On 4/8/2023 1:34 PM, Bernd Linsel wrote:
> BGB wrote on Sat, 2023-04-08T18:49:12+0200:
>>> Where, the GCC output also seems to be apparently using a Load/Store
>>> strategy, whereas [...]
> Only in -O0 or -O1, from -O2 on it tries to hold all locals in registers
>
Load/Store in that it loads values into registers and mostly operates on
them in registers, storing the final results back to memory when it is
done with them or similar.
Not in the sense that it loads/stores for every operation (like in "-O0").

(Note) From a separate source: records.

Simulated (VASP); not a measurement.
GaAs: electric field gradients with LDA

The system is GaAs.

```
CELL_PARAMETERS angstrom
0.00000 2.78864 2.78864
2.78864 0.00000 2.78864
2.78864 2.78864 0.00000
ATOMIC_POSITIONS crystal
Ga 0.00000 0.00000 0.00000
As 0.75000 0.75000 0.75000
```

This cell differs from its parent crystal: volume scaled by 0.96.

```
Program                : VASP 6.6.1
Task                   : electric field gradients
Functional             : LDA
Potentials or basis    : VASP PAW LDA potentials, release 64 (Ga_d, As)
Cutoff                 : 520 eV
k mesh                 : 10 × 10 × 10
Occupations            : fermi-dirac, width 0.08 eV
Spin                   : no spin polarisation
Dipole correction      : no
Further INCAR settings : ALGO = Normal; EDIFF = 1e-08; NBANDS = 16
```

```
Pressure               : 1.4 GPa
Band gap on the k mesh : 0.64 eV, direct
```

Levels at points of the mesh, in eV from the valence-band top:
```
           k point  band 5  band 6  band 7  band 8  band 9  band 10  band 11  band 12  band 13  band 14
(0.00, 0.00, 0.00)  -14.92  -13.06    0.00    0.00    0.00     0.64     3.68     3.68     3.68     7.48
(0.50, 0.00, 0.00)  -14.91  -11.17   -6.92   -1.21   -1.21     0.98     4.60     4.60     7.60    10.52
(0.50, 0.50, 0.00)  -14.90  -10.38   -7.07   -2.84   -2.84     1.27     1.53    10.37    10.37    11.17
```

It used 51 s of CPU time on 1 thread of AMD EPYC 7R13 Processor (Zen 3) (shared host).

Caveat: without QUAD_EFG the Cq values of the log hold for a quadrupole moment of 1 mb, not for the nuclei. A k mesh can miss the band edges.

Contrast with MSVC, which is making heavy use of x86-64's complex
addressing modes to perform operations directly against values held in
memory.
I am not saying that either is good or bad, and I have noted that GCC's
output does tend to outperform MSVC's output, as well, as the executable
code being smaller. So, it is also very well possible that Reg/Mem ops
are not really a win on x86-64, even if it does have them for most
instructions.
> [...]
>
>> I am not entirely sure what is going on here with GCC, as it seems to
>> often alter code sequences into unrecognizable forms (whereas MSVC seems
>> to keep the same general structure as the C source intact).
>
> The first thing that causes this effect is that with gcc, variables don't have a home register. You can clearly see the effects of its SSA analysis, where every generated value gets its own register; and the register allocation is performed more often.
>
Possibly true.
Both GCC and Clang use SSA.
I don't know what MSVC uses here.
BGBCC had attempted to use a sort of "pseudo SSA", but I was unable to
figure out how to make things like phi operators work, so it is
effectively still plain 3-address-code.
Between being C source, and being 3-Address-Code, it does take a detour
through a stack-machine representation.
Where, say, an expression like:
y=m*x+b;
Gets represented as, say:
LOAD m
LOAD x
MUL
LOAD b
ADD
STORE y
Which then needs to be translated back to 3AC form during load:
MUL:i t0, m, x
ADD:i y, t0, b
( This is a shorthand, the notation used by BGBCC for debug output is a
lot more verbose. )
Mostly by noting that, the stack can be seen, not as directly holding
values, but instead as a temporary holding space for variables (and
cases where it does need to "hold" a value, the stack item is used to
hold a temporary variable).
This makes the stack -> 3AC transformation stage relatively
straightforward, but does still put a lot of constraints on how the
front-end ASTs can be expressed in terms of the underlying IR (things
like the "z=c?x:y;" operator not mapping all that cleanly to the stack
machine model).
Though, given .NET CIL is also stack-based, it is possible it may be not
too far off from what MSVC uses. BGBCC's RPNIL is also (at least
vaguely) comparable to .NET CIL in terms of many areas of its design.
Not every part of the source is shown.